Content Warning: This section of the guide discusses suicidal ideation.

Wolfe is the invented online persona that Isabel and Robbie create, posting photos stolen from other people’s social media to create a person with thousands of online followers. As such, Wolfe is a symbolic representation of Isabel and Robbie’s dreams and desires. He is first described as “if [he] were real, he’d be the elusive figure at the heart of the story. […] He’s both fabulous and obtainable, a regular guy with the volume turned up a little, the lights on full” (7). In other words, he is “regular” in the sense that he posts photos of his pets, about his job, and of vacations that he takes; however, he does so in a way that is more exciting and fulfilling than the lives that most people—specifically Isabel and Robbie—live.

Each of the photos that Robbie posts as Wolfe is something that they wish they had in their lives. For example, on the first day Robbie posts a photo of a farmhouse with the caption “Just saw this house for sale. What if we were to buy it? Take the plunge” (47). This post comes while he and Isabel are talking about Robbie moving out, with Isabel expressing her sadness at the fact that she and Dan have been unable to buy the house in the country they always dreamed of—with room for Robbie to live with them. Then, when Robbie goes to Iceland, he posts a photo of “a harbor so extravagantly blue as to suggest a glistening serenity […] a vastness intended to inspire both consolation and awe” (119). However, at the same time he posts this photo, he writes a letter to Isabel in which he states that “I’ve never felt like this before, like time itself is the only event and I’m here with it”—but then he crosses out the phrase “and it doesn’t make me happy” (198), conveying the idea that the Iceland in the photo, of “serenity” and “consolation,” is what Robbie hoped to find but was disappointed he did not actually feel that way about being there. Additionally, after Robbie dies, Isabel continues to post on Wolfe’s Instagram with photos of Robbie in Iceland, presenting Robbie as having found love in Wolfe. After she expresses her fear that Robbie died without being in love, that “of all the possibilities, one of the least tenable is the idea of Robbie alone in that cabin” (235), it is clear that she is creating a life of happiness for Robbie through Wolfe’s Instagram, giving him the love and happiness that she believes he never found.

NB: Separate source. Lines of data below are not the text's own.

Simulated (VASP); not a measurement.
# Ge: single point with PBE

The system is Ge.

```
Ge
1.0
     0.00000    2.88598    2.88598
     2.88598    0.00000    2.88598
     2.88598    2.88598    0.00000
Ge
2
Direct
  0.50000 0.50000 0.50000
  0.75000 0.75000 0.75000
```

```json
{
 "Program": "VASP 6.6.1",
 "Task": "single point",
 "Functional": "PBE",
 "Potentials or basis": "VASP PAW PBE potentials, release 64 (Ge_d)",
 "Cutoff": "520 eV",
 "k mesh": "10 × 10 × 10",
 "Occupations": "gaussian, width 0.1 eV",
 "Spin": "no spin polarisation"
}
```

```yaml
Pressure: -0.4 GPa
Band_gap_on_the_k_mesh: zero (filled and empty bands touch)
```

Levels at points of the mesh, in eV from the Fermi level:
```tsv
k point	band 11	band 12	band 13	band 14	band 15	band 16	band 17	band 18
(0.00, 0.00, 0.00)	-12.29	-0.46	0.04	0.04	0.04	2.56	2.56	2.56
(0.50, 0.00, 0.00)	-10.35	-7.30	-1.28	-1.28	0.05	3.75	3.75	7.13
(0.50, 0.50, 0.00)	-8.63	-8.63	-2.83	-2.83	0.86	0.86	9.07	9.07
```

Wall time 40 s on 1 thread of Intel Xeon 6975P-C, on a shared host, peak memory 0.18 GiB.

Each of these ideas—a country home, peace and happiness in Iceland, and a relationship for Robbie—is something that Isabel and Robbie wanted in their lives but failed to find. In this way, the symbolism of Wolfe’s profile conveys the theme of Midlife Disillusionment. Because of the lack of fulfillment that they find in their own lives, Robbie and Isabel invent a person who can achieve the things that they wanted for themselves.

Homes

One recurring motif throughout the novel is different versions of living spaces that the characters inhabit, and the emphasis that is put on these homes. From Dan’s critique of Garth that he lives in a “rent-controlled apartment on East Tenth” (78) to Isabel’s judgment that “the previous denizens have shellacked the pine floors [and] left an ineradicable smell of dog in the basement” (232), homes serve as a status symbol in the novel by which character’s judge their own success and that of others.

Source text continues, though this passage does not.